We talk about the word “wireless” like it’s freedom. The ability to stay connected without a physical line. What a dream.

But real freedom is found in disconnecting. In stepping away from the keyboard. In not knowing what’s trending on Twitter. In not reading your Facebook feed. In letting your inbox pile up.

(In filling your lungs with cool fresh air. In crunching the dewy dying leaves underfoot. In watching the sun slowly sink below the horizon.)

That definition of freedom is something I forget time and time again. Fortunately, I’m reminded of it time and time again, too. (Usually when I’m forced to, by travel or other circumstances.)

On a related note, Sherrie Peterson recently shared a great anecdote about jars. Empty jars, and what we choose to fill them with. Perhaps obviously, it’s a metaphor about priorities.

In my heart, my priorities are very clear. But do my daily activities reflect them? Am I free to follow my passions, or am I a slave to the invisible wire?

Only I can answer those questions. And answer them I must. Each and every day.

9 responses to “Wireless, freedom, priorities, choices”

  1. Anthony Lee Collins Avatar

    Losing my Internet access for over a week was a reminder about this, I also think it’s important to keep in mind which connections we think are really important.

    I’m not on Twitter and I spend less and less time on Facebook (though it was useful for checking in with family after the hurricane). I try to focus on the things which really suit me, not just the ones everybody else is on.

    That makes it easier to limit the time and energy I expend in that direction.

  2. Shari Avatar

    You know, as frustrating as it was to lose power after the hurricane – and as isolated as I felt not being able to watch the news coverage of the storm – the computer break was actually refreshing. I’d printed out a couple chapters beforehand to edit by hand, and I did, free of distractions. I read, I played Scrabble by candlelight instead of Words with Friends on Facebook, I spent time with my family instead of working so much. Disconnected from technology, yes, but connected in other, more important ways. :)

  3. Laura Avatar

    So true. I find that we don’t start living the lives that our hearts tell us we want to live until we remember to recognize what our hearts want every day. Often I find myself constantly looking ahead while forgetting to enjoy the “now.” And often that lost time is taken up with the internet…Thanks as always thoughtful musings!

  4. Kristan Avatar

    There’s definitely a usefulness to social media that I appreciate. But yeah, it’s all about what’s genuine, what’s a good fit, and what doesn’t drain too much time/energy.

    Sounds like fun, despite the circumstances. :)

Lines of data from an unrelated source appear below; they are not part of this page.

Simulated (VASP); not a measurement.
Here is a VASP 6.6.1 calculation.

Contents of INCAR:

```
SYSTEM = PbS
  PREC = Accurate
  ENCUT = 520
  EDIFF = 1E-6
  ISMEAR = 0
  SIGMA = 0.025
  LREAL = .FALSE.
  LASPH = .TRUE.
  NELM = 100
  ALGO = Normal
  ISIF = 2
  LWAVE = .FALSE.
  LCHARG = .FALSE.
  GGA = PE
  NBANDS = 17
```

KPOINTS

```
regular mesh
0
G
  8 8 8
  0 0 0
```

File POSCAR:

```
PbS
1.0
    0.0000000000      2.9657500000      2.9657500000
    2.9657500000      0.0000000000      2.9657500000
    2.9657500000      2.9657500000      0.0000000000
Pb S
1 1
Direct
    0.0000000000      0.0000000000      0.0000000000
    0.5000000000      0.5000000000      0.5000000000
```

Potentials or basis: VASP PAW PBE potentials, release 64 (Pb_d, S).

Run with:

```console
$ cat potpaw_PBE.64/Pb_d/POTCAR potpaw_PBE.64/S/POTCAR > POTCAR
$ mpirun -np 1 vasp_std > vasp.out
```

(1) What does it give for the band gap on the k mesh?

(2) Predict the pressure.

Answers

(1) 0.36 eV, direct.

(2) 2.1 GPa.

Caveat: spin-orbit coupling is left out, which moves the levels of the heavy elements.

    Yup. There are holes in our daily wants, our daily wills, and it’s so, so easy — too easy — to fill those holes with internet. I’m… working on that, haha, obviously.

  5. gingermandy Avatar

    Not having internet for a week when I moved reminded me of this. Of course it drove me insane because I had so many deadlines, but once I was home from working at the coffee shop or library it was nice to realize OK, I have to find something to do other than watch Netflix or read useless junk online all evening, guess it’s time to unpack/read a book/cook a delicious meal. And it wasn’t so bad! I survived!

  6. Kristan Avatar

    Haha, yeah, Netflix is an evil temptress…

  7. Jon Avatar

    So agreed! I love this post. Jonathan Franzen has to unplug his internet before he can really write, and I kind of agree with his approach.

  8. Kristan Avatar

    Oh yeah, I think many writers have gotten to that point. Sometimes I use a program for Mac called Freedom, which disables the internet for a user-specified period of time.